Index normalized author name in solr

Question

Index normalized author name in solr

anandology opened this issue 12 years ago · 31 comments

Imagine the case where the author name author name has special accent characters like "Ghaṭṭi Añjanēyaśarma". Most of the time, the user won't be able to enter the accent characters and autocomplete will fail.

The search engine should index the accent-stripped version of the author name along with the real name to avoid such issues.

bencomp commented 12 years ago

👍

Answer 1 · 2013-03-28T07:09:55.000Z

Looks like I've already reported this bug 3 years back, but not fixed yet.
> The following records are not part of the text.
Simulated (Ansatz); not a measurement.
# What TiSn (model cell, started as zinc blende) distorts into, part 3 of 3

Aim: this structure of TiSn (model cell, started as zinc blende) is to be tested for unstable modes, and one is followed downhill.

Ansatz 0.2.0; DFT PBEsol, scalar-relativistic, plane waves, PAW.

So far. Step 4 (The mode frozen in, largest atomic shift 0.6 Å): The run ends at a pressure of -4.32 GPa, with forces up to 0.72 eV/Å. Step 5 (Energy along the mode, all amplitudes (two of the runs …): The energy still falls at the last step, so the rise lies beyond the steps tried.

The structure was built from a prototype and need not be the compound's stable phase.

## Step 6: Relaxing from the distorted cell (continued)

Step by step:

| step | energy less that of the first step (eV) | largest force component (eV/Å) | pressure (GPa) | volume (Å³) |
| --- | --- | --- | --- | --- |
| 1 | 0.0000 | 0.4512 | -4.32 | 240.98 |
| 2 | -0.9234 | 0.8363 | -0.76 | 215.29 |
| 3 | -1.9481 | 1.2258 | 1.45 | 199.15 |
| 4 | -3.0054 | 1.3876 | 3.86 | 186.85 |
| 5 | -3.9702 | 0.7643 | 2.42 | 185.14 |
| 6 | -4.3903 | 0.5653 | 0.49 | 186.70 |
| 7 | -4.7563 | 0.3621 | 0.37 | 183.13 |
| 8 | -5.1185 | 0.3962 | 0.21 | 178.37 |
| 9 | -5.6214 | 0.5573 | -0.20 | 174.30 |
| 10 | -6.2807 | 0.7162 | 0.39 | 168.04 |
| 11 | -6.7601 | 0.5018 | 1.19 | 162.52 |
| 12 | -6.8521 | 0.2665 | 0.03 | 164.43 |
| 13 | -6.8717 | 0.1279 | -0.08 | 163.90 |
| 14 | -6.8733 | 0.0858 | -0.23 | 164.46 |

https://bugs.launchpad.net/openlibrary/+bug/540866

Edward had some suggestions about how it can be fixed.

Answer 2 · 2013-03-28T07:58:28.000Z

So it's a matter of configuration? Edward's solution was using http://wiki.apache.org/solr/AnalyzersTokenizersTokenFilters#solr.ASCIIFoldingFilterFactory:

solr.ASCIIFoldingFilterFactory

Creates org.apache.lucene.analysis.ASCIIFoldingFilter.

Converts alphabetic, numeric, and symbolic Unicode characters which are not in the first 127 ASCII characters (the "Basic Latin" Unicode block) into their ASCII equivalents, if one exists.

<filter class="solr.ASCIIFoldingFilterFactory"/>

Answer 3 · 2013-03-28T08:16:57.000Z

I tried that didn't seem to work. Requires more exploration.

On Thursday, March 28, 2013, bencomp wrote:

So it's a matter of configuration? Edward's solution was using
http://wiki.apache.org/solr/AnalyzersTokenizersTokenFilters#solr.ASCIIFoldingFilterFactory
:

solr.ASCIIFoldingFilterFactory

Creates org.apache.lucene.analysis.ASCIIFoldingFilter.

Converts alphabetic, numeric, and symbolic Unicode characters which are
not in the first 127 ASCII characters (the "Basic Latin" Unicode block)
into their ASCII equivalents, if one exists.

—
Reply to this email directly or view it on GitHubhttps://github.com//issues/178#issuecomment-15572628
.

Anand
http://anandology.com/

Answer 4 · 2013-05-01T18:03:03.000Z

Working on moving to solr with single core and improved schema. Will fix that after that is done. Targeting this for May.

Answer 5 · 2013-08-30T15:08:18.000Z

I would recommend something more sophisticated like the NFKC_Casefold option of:
http://wiki.apache.org/solr/AnalyzersTokenizersTokenFilters#solr.ICUNormalizer2FilterFactory

so that we handle Unicode normalization as well. I know I've seen both composed and decomposed forms in OpenLibrary.

This tokenizer probably deserves investigation as well:http://wiki.apache.org/solr/AnalyzersTokenizersTokenFilters#solr.ICUTokenizerFactory

Here are some very basic names which aren't found: Antonin Dvořak, Antonin Dvořák, Antonín Dvořák, Antonín Dvorák, Antonín Dvořak

Amongst other problems, not having them show up in search makes them very difficult to merge.

Answer 6 · 2013-09-01T18:31:11.000Z

This is a duplicate of issue #11.

Answer 7 · 2013-10-10T23:34:04.000Z

OpenLibrary is currently stuck on Solr v1.4.0 which is 4+ years old. Many of the useful diacritic folding capabilities were introduced with Solr 3.1 in 2011. Is there a reason not to move to a more modern version?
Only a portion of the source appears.